The Hundred Years' War was a series of conflicts waged from 1337 to 1453 by the House of Plantagenet, rulers of the Kingdom of England, against the House of Valois, rulers of the Kingdom of France, for control of the latter kingdom. Each side drew many allies into the war. It was one of the most notable conflicts of the Middle Ages, in which five generations of kings from two rival dynasties fought for the throne of the largest kingdom in Western Europe. The war marked both the height of chivalry and its subsequent decline, and the development of strong national identities in both countries.
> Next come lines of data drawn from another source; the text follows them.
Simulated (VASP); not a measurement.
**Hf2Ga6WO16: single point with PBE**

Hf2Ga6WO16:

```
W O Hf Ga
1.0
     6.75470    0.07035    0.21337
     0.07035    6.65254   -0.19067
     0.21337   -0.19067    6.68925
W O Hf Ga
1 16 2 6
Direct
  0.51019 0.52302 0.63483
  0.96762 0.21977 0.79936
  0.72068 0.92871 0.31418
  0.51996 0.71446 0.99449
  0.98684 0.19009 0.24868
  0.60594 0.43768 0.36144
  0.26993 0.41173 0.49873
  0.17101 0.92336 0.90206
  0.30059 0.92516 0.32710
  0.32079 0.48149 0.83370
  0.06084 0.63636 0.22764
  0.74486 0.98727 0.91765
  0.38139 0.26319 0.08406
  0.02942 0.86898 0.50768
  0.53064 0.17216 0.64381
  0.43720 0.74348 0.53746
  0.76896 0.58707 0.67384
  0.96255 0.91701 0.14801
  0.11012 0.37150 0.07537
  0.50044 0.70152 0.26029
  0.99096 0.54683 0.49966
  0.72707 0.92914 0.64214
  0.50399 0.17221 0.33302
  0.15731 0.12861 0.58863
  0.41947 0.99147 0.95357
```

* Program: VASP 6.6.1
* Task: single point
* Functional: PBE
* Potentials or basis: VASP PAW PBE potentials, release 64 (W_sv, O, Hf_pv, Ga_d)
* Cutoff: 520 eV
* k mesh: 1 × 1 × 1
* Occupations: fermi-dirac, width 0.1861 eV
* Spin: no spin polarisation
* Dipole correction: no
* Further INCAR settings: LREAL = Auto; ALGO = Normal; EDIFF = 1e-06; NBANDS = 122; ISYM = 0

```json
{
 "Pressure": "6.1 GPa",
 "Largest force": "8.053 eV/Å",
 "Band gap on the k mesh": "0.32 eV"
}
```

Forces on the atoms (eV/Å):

After the Norman Conquest, the kings of England were vassals of the kings of France for their possessions in France. The French kings had endeavored, over the centuries, to reduce these possessions, to the effect that only Gascony was left to the English. The confiscation or threat of confiscating this duchy had been part of French policy to check the growth of English power, particularly whenever the English were at war with the Kingdom of Scotland, an ally of France.
Through his mother, Isabella of France, Edward III of England was the grandson of Philip IV of France and nephew of Charles IV of France, the last king of the senior line of the House of Capet. In 1316, a principle was established denying women succession to the French throne. When Charles IV died in 1328, Isabella, unable to claim the French throne for herself, claimed it for her son. The French rejected the claim, maintaining that Isabella could not transmit a right that she did not possess. For about nine years (1328–1337), the English had accepted the Valois succession to the French throne. But the interference of the French king, Philip VI, in Edward III's war against Scotland led Edward III to reassert his claim to the French throne. Several overwhelming English victories in the war—especially at Crecy, Poitiers, and Agincourt—raised the prospects of an ultimate English triumph. However, the greater resources of the French monarchy precluded a complete conquest. Starting in 1429, decisive French victories at Patay, Formigny, and Castillon concluded the war in favor of France, with England permanently losing most of its major possessions on the continent.
Historians commonly divide the war into three phases separated by truces: the Edwardian Era War (1337–1360); the Caroline War (1369–1389); and the Lancastrian War (1415–1453). Contemporary conflicts in neighbouring areas, which were directly related to this conflict, included the War of the Breton Succession (1341–1364), the Castilian Civil War (1366–1369), the War of the Two Peters (1356–1375) in Aragon, and the 1383–85 Crisis in Portugal. Later historians invented the term "Hundred Years' War" as a periodization to encompass all of these events, thus constructing the longest military conflict in history.
The war owes its historical significance to multiple factors. By its end, feudal armies had been largely replaced by professional troops, and aristocratic dominance had yielded to a democratisation of the manpower and weapons of armies. Although primarily a dynastic conflict, the war gave impetus to ideas of French and English nationalism. The wider introduction of weapons and tactics supplanted the feudal armies where heavy cavalry had dominated. The war precipitated the creation of the first standing armies in Western Europe since the time of the Western Roman Empire, composed largely of commoners and thus helping to change their role in warfare. With respect to the belligerents, English political forces over time came to oppose the costly venture. The dissatisfaction of English nobles, resulting from the loss of their continental landholdings, became a factor leading to the civil wars known as the Wars of the Roses (1455–1487). In France, civil wars, deadly epidemics, famines, and bandit free-companies of mercenaries reduced the population drastically. Shorn of its continental possessions, England was left with the sense of being an island nation, which profoundly affected its outlook and development for more than 500 years.〔As noted in, ''e.g.'', Gregory D. Cleva, ''Henry Kissinger and the American Approach to Foreign Policy'', Bucknell University Press, 1989; p. 87 ("the English Channel gave the nation a sense of geographical remoteness", while its "navy fostered a sense of physical unassailability" that lasted until the early 20th century).〕
==Origin of the conflict==
The root causes of the conflict can be found in the demographic, economic and social crises of 14th century Europe. The outbreak of war was motivated by a gradual rise in tension between the Kings of France and England about Guyenne, Flanders and Scotland. The dynastic question, which arose due to an interruption of the direct male line of the Capetians, was the official pretext.